*2 September 1957
Julian Yu, who was born in Beijing on 2 September 1957, suprised his non-musical family by writing his first composition at the age of twelve. He went on to study composition at the Central Conservatory of Music in Beijing and later joined the teaching staff there. From 1980 to 1982 he studied at the Tokyo College of Music under Joji Yuasa. In 1985 he settled in Australia. In 1988 Julian Yu was a composition fellow at Tanglewood, where he studied under Hans Werner Henze and Oliver Knussen.
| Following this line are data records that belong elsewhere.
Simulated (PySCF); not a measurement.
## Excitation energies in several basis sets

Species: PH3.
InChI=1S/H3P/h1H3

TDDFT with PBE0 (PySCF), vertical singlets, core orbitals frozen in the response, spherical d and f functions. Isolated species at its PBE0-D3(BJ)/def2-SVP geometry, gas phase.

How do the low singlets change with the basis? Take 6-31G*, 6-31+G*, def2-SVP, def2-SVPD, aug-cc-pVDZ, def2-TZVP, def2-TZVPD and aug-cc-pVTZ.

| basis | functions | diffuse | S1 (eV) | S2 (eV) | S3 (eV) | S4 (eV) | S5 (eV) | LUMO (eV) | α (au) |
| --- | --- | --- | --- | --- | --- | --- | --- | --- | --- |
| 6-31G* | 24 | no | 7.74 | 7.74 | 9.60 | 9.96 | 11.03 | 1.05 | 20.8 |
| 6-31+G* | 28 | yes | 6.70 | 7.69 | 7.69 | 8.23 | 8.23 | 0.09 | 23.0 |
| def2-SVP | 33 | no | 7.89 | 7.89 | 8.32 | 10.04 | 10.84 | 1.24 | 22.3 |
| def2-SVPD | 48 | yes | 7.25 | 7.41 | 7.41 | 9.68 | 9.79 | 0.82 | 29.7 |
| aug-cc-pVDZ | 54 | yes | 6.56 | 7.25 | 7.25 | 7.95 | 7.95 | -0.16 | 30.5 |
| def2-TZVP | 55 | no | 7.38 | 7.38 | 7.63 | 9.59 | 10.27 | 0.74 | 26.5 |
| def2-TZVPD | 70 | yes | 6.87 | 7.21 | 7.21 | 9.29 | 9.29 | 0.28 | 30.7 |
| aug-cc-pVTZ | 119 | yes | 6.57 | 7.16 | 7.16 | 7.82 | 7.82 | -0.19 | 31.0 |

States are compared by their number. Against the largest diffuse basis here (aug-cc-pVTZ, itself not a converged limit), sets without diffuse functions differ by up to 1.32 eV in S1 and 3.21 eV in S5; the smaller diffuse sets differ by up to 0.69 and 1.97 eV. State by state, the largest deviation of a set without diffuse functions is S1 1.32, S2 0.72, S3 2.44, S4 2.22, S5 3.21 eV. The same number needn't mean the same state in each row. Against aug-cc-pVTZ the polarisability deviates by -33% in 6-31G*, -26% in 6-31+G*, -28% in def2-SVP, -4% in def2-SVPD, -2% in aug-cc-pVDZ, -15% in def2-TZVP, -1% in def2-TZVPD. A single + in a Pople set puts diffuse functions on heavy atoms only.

Julian Yu has received more than twenty awards for composition since 1987, including the Koussevitzky Tanglewood Composition Prize as well as awards in competitions in Japan, Italy, France, the USA and his adopted Australia. In 1991 and 1994, respectively he won the inaugural and the subsequent Paul Lowin Award for orchestral composition with Hsiang-Wen (Filigree Clouds) and Three Symphonic Poems. There is no higher national award available to an Australian composer.
In October 1995 his Philopentatonia was given its world premiere by the London Sinfonietta at the South Bank, and this work was premiered in France in March 1996 by the Ensemble InterContemporain. Oliver Knussen, who also gave the US premiere of Wu-Yu, conducted the first performance in the UK of Great Ornamented Fuga Canonica. Wu-Yu was given its UK premiere by the BBC Welsh in January 1996 under the baton of George Benjamin. Yu's most recent work for the Australian Broadcasting Corporation, Sinfonia Passacaglissima, was given its world premiere in September 1995 by the Tasmanian Symphony Orchestra.
Julian Yu's music has been featured at international contemporary music festivals such as the Munich Bienniale, the ISCM World Music Days and the Huddersfield Contemporary Music Festival. While resident in China, he diversified by writing music for television, radio, films, dance and stage plays.
Julian Yu prefers to be described as a “composer” rather than be labelled a “Chinese composer” and he does not believe in overtly parading his ethnic origins in his music.
Since emigrating to Australia he has studied Western music in depth while in parallel exploring how to “inherit the Chinese musical tradition in different ways.” Instead of borrowing the external sounds and modes of Chinese music, he has tapped into its inner structures. Two prominent features of Yu's method of composition are improvisation, usually based on a piece he has previously composed, and ornamentation, the elaboration of existing material such as the music of J S Bach. Ornamentation is an important element of the Chinese folk tradition.
For a number of years after leaving China, Yu's music revealed little perceptible Asian influence. Only in the last couple of years has he felt himself sufficiently distanced from the Chinese tradition to reappraise the delights of using the pentatonic scale (in Philopentatonia and Pentatonicophilia). Yu's music is often delicate and intricate, but can be vigorous and rhythmical (e.g., Hsiang-Chi). His music represents a unique fusion of Asian and Western culture and, like the compositions of Messiaen and Takemitsu, is not confined by national or ethnic boundaries. “If a composer can be brave and not be limited by known sounds and styles, his composition may reveal new and beautiful worlds of sound.”